This is the full, self-contained design for billing. It expands Event S above into something you can implement from directly. Read it top-to-bottom: mental model → data model → webhook flow → seat sync → membership lifecycle → gating → dunning → adaptation steps.

1. Mental model — who owns what

Three rules decide every detail that follows:

  1. Stripe is the source of truth for billing state (what plan, what status, how many seats billed, when the period ends). We never compute billing state ourselves; we cache Stripe's.
  2. The Go backend is the only thing that writes Postgres. Stripe never touches the database. Stripe talks to us via webhooks; we talk to Stripe via the API. The frontend never talks to Stripe for state — it reads our DB through our endpoints.
  3. The per-request hot path never calls Stripe. Gating reads one local cached row (org_subscriptions). Stripe calls happen only in webhooks, at checkout, and on membership changes — never inside RequireActiveSubscription.
┌────────────────────────────────────────────────────┐
│ STRIPE │
│ Customer ─ Subscription(item: qty = seats) ─ Price │
└───────┬───────────────────────────▲────────────────┘
webhooks (signed) │ │ API calls (stripe-go)
checkout.session.completed │ │ - update item quantity
customer.subscription.* │ │ (proration_behavior)
invoice.paid / payment_failed │ │ - fetch subscription (sync)
▼ │
┌─────────────────────────────────────────────────────────┴───────────────┐
│ GO BACKEND │
│ │
│ POST /webhooks/stripe (public, signature-verified, no cookie auth) │
│ 1. webhook.ConstructEvent → verify Stripe-Signature │
│ 2. INSERT stripe_event_inbox (event_id UNIQUE → dedupe) → 200 fast │
│ 3. SyncStripeDataForOrg(customer_id) ◄── also called from the │
│ fetch fresh subscription from Stripe checkout-success path │
│ └─▶ upsert org_subscriptions (never apply the payload directly: │
│ events can arrive out of order) │
│ │
│ Membership change (join / leave / activate / deactivate — ONE path): │
│ tx { mutate user_organizations (+status flip) } → commit │
│ then Stripe: update subscription-item quantity (prorated) │
│ reconciliation sweep heals any Stripe-call failure │
│ │
│ Request gating: RequireActiveSubscription reads org_subscriptions only │
└───────────────┬──────────────────────────────────────────────────────────┘
│ GORM

┌──────────────────────────────────────────────┐
│ POSTGRES │
│ org_subscriptions ← cache of Stripe truth │
│ stripe_event_inbox ← dedupe + audit │
│ user_organizations ← who occupies seats │
│ (+ WorkOS-synced status)│
└──────────────────────────────────────────────┘

This is the same shape as the two webhook integrations already in the codebase — the LiveKit /webhook endpoint and the WorkOS event_inbox poller. Stripe is the third sibling, not a new pattern. New code homes: internal/platform/stripe/ (thin client wrapper over stripe-go) and internal/features/billing/ (webhook handler + sync service + gate middleware).

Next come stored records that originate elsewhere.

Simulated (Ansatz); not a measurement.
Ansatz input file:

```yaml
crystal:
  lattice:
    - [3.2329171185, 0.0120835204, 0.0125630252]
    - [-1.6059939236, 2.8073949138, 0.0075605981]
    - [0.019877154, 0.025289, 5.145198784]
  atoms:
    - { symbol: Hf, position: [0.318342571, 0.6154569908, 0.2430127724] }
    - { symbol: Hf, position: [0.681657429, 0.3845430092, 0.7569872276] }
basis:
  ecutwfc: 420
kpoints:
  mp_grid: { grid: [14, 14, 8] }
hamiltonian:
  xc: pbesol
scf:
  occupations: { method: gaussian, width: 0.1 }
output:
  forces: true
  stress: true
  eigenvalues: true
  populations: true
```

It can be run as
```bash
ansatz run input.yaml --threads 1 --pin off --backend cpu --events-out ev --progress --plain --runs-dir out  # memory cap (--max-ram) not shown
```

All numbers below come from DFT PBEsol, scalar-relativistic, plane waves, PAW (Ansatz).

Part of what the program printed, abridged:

Why not Supabase Edge Functions (which Stripe's own quickstarts push): those quickstarts assume a backendless app where the only server-side compute is on Supabase. We are not that — we have a Go backend that already receives webhooks. Edge Functions would add a Deno/TypeScript runtime to a Go shop, split billing logic away from the repositories that own the data, increase Supabase lock-in (against the "use Supabase as bare Postgres" verdict), and run outside our compliance boundary. Handle Stripe in Go.

2. Billing model

  • Per-organization subscription. One Stripe Customer per WorkOS org, one Subscription with a single licensed-type subscription item whose quantity = number of occupied seats.
  • Nominative seats. Who occupies each seat is our concern, not Stripe's — Stripe only bills a count. The mapping (which user holds which seat, and when) lives in our DB.
  • Proration on change. A member added mid-cycle is billed for the remaining fraction of the period; Stripe computes this for us when we change the item quantity with proration_behavior: 'create_prorations'. We never do proration math.
  • Numeric limits live in our DB, not Stripe. Stripe Entitlements are boolean-only, so caps like max_seats and monthly_recording_minutes are columns we denormalize from Product metadata at sync time and enforce in-app.

3. Data model

All new objects; nothing here mutates an existing table except the one organizations column.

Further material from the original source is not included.